You can hardly send your real estate photos to your client without editing. Choose software that fits your editing expertise and workflow but also provides all the tools you need for editing real estate images.

For example, choose a photo editor able to edit RAW files if that’s your preferred image file format. But don’t forget about HDR editing, natural-looking photo adjustments, color toning, and batch processing. You will need all of these and more. Some of the best options are:


gimp real estate photography

GIMP is a multiplatform photo editor that follows Adobe Photoshop’s philosophy, meaning it gives all the tools you need to edit photos but not too many automatic tools. It works with layers, features batch processing, and provides all basic image enhancement tools a real estate photographer needs. Furthermore, it’s free.

2. Adobe Lightroom

Adobe Lightroom is a web-based photo editor that runs on laptops and mobile devices. It’s much more automatic than Adobe Photoshop and offers a lot of advanced AI-based features that do all the work. Furthermore, you have access to your work from different devices, can edit photos while still on location, and share your photos with your clients instantly. Adobe Lightroom supports batch processing and benefits from a large preset market. Once you find or create the presets that match your real estate photos, editing will be over in minutes. 

3. Affinity Photo

Affinity Photo is a complete photo editing solution that features everything real estate photographers need, from batch processing to HDR editing to tone mapping to RAW editing. It’s a long-term photo editor you’ll use for all your editing tasks and photography genres. Although it may take some time to master all its features, the editing workflow is smooth and intuitive. Like with Lightroom, you can create or import presets and make your life easier.

4. Canva

Canva is a web-based solution for graphic design and image editing. It offers a free version that includes many of its features and runs on any device with a browser. However, if you prefer the standalone version, Canva offers one of those as well. Compared with dedicated photo editors, Canva only provides basic image enhancement tools. But the graphic design tools compensate. You can use the program to create brochures, catalogs, collages, and many other useful products.

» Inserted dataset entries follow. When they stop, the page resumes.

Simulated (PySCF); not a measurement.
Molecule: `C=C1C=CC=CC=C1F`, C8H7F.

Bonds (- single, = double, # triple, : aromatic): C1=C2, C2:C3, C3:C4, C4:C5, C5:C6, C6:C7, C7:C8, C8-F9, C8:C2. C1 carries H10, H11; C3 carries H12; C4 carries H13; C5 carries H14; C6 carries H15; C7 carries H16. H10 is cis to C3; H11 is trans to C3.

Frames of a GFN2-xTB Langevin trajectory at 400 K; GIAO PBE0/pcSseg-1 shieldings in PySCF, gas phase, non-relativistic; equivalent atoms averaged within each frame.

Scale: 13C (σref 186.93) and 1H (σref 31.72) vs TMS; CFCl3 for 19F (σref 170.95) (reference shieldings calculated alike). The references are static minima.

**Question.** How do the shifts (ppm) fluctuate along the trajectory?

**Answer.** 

Top 10 Tips for Real Estate Photography

Now that you know the real estate photography basics, it’s time for a shortlist. The following tips will help you take good real estate photographs from the beginning, avoiding the common mistakes most people in this situation make. As you have many things to do at a real estate photoshoot, it helps to create a routine and stick to it. These tips are designed to help you in this direction.

  1. Discuss with your client before the photoshoot and plan accordingly. You should know beforehand what type of property you are going to photograph (e.g., apartment, family house, mansion, industrial site, etc.), architecture style, interior design style, geographic position and orientation (e.g., where the sun is at the time of the photoshoot), and current status (e.g., with or without furniture, inhabited or not, etc.).
  2. Schedule time for a house-scanning task. Don’t count just the hours and minutes you need to take photos. Add time to familiarize yourself with the property, create the proper light design, and even clean up a little bit. People don’t know what to expect from a photo session, and you may have one or two surprises.
  3. Make a list of shots. Each type of property is different and requires attention to particular features. For example, for a family house photoshoot, you may need environmental shots that showcase the neighborhood. For an industrial site, aerial shots reveal the display of buildings and access roads. A shot list will help you plan better, prepare the gear, and schedule enough time to cover the entire property.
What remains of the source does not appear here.